Many people think of Mozart as delicate courtly background music for viewing quaint Viennese porcelain Hummels. This may be true of the early music that Mozart composed for the Archbishop’s dinner but not the late, great gonzo creations of his final years. With this concert, we present his music from the celestial to the infernal, from the divine to the diabolical, from the cherubic to the demonic.
We start with the satanic music of the rake, the lovable libertine Don Giovanni as he is dragged down into the hellish flames of eternal perdition by the Commendatore whom he has stabbed to death a couple of hours earlier in the evening. This is mature Mozart with massive, monolithic, monumental, earth shattering, block chords. Of course, the mood changes quickly in this overture as we dispense with the Don and celebrate the delightful partying of the villagers with light bubbly melodies in an agile D Major.

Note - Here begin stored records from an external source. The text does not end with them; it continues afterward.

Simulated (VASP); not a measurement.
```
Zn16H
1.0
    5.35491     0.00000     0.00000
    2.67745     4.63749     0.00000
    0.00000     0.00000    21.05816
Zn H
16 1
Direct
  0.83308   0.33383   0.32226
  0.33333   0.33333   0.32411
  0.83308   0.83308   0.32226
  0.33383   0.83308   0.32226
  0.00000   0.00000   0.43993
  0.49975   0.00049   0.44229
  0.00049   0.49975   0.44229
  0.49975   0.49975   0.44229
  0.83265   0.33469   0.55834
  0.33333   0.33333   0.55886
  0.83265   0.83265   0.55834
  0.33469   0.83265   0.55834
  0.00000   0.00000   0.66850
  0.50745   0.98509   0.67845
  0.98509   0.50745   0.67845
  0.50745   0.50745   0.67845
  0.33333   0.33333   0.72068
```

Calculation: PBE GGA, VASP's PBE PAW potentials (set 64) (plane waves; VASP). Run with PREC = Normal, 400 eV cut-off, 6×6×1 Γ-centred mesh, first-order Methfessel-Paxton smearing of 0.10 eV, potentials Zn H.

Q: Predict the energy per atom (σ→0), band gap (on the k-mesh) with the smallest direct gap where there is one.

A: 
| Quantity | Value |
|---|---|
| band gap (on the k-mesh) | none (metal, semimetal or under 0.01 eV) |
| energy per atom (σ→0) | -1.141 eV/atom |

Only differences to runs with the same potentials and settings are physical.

Our piano concerto this evening is the A Major, K. 488, featuring our excellent 2022 Young Artist Competition Winner Alec Rodriguez. The bright key of A allows the first movement to flow in a charming and idyllic fashion. Mozart would have described it as sehr gemutlich. The slow movement is a profound and moving statement in the unusual (for Mozart) key of F# minor. Fifty years earlier, Bach would have called the lilting rhythm of this movement a Sicilienne. Fifty years later, Chopin would have called the same rhythm a Barcarolle. It can be described as the uneven pulse of a Gondolier, slowly paddling his boat along the canals of Venice in the quiet of the late evening. The final movement is an Allegro romp which takes us through the keys of E minor, C Major, F# minor, and D Major before returning home to the tonic of A Major.
Symphony #39 begins with several minutes of those massive, monumental, bombastic block chords. This is the music that inspired Beethoven to create ever greater and louder orchestral blockbusters. (These eventually lead to the WHO and Pete Townsend’s power chords but that is a discussion for my advanced musicology class. https://youtu.be/v0fAQ0jZKQY)
The second movement is clearly in Ab Major but for development, Mozart manages to take us smoothly to the distant and unrelated key of B minor, making this about as far as any classical composer had ever ventured out into the far reaches of the harmonic galaxy. This represents a new harmonic freedom that was excessively exploited by Hummel and all subsequent composers. (As an interesting sidelight, Mozart died young and so his two sons were sent off to study piano and with the younger virtuoso Johann Nepomuk Hummel. Hummel had been a child prodigy. According to his biographer Mark Kroll, pre-teen Hummel was taught and housed by Mozart for two years free of charge and made his first concert appearance at the age of nine at one of Mozart's concerts.)
For the finale, Mozart wrote an absolutely wonderful
celebration of violin virtuosity for those with nimble fingers. It is quite a workout and much practicing will be done this month. Don’t miss it! See you at the Symphony!